Scikit-learn Best Practices and Coding Standards

---
description: Enforces best practices and coding standards for scikit-learn projects, promoting maintainability, performance, and security. This rule provides guidelines on code organization, common patterns, performance optimization, testing, and common pitfalls.
globs: **/*.py
---

# Scikit-learn Best Practices and Coding Standards

This document outlines best practices and coding standards for developing with scikit-learn, aiming to improve code quality, maintainability, performance, and security.

## 1. Code Organization and Structure

- **Directory Structure:**
    - Organize your project into logical modules or components. A typical structure might include:
        - `src/`: Source code for your project.
            - `models/`: Contains the implementation of machine learning models.
            - `features/`: Feature engineering and processing logic.
            - `utils/`: Utility functions and helper modules.
        - `data/`: Datasets used for training and testing.
            - `raw/`: Original, unprocessed data.
            - `processed/`: Cleaned and preprocessed data.
        - `notebooks/`: Jupyter notebooks for experimentation and analysis.
        - `tests/`: Unit and integration tests.
        - `scripts/`: Scripts for training, evaluation, and deployment.
        - `config/`: Configuration files (e.g., YAML, JSON).
    - Example:

      
      project_root/
      ├── src/
      │   ├── models/
      │   │   ├── __init__.py
      │   │   ├── model_1.py
      │   │   └── model_2.py
      │   ├── features/
      │   │   ├── __init__.py
      │   │   ├── feature_engineering.py
      │   │   └── feature_selection.py
      │   ├── utils/
      │   │   ├── __init__.py
      │   │   └── helpers.py
      │   ├── __init__.py
      │   └── main.py
      ├── data/
      │   ├── raw/
      │   │   └── data.csv
      │   └── processed/
      │       └── processed_data.csv
      ├── notebooks/
      │   └── exploratory_data_analysis.ipynb
      ├── tests/
      │   ├── __init__.py
      │   ├── test_models.py
      │   └── test_features.py
      ├── scripts/
      │   ├── train.py
      │   └── evaluate.py
      ├── config/
      │   └── config.yaml
      ├── README.md
      └── requirements.txt
      

- **File Naming Conventions:**
    - Use descriptive and consistent names for files and modules.
    - Prefer snake_case for Python files and variables (e.g., `model_training.py`, `n_samples`).

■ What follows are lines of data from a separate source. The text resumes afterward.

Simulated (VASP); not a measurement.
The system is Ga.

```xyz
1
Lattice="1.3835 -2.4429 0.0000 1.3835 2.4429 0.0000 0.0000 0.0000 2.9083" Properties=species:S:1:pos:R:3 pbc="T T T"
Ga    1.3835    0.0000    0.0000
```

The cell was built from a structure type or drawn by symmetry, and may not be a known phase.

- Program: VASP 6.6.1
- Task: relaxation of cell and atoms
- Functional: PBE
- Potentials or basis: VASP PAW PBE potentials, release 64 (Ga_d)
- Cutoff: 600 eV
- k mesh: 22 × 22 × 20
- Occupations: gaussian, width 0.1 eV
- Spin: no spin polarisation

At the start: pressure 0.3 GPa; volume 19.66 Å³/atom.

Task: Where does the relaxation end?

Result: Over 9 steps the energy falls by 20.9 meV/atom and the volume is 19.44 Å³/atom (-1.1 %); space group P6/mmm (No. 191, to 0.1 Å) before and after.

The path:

- **Module Organization:**
    - Each module should have a clear and specific purpose.
    - Use `__init__.py` files to define packages and modules within directories.
    - Minimize dependencies between modules to improve maintainability.

- **Component Architecture:**
    - Design your application with loosely coupled components.
    - Implement interfaces or abstract classes to define contracts between components.
    - Use dependency injection to manage dependencies and promote testability.

- **Code Splitting Strategies:**
    - Split large files into smaller, more manageable modules.
    - Group related functions and classes into modules based on functionality.
    - Consider splitting code based on layers (e.g., data access, business logic, presentation).

## 2. Common Patterns and Anti-patterns

- **Design Patterns:**
    - **Pipeline:** Use scikit-learn's `Pipeline` class to chain together multiple data preprocessing and modeling steps. This helps prevent data leakage and ensures consistent data transformations.
    - **Model Selection:** Employ techniques like cross-validation and grid search to select the best model and hyperparameters for your data. Use `GridSearchCV` or `RandomizedSearchCV`.
    - **Ensemble Methods:** Leverage ensemble methods like Random Forests, Gradient Boosting, and Voting Classifiers to improve model accuracy and robustness.
    - **Custom Transformers:** Create custom transformers using `BaseEstimator` and `TransformerMixin` to encapsulate complex feature engineering logic.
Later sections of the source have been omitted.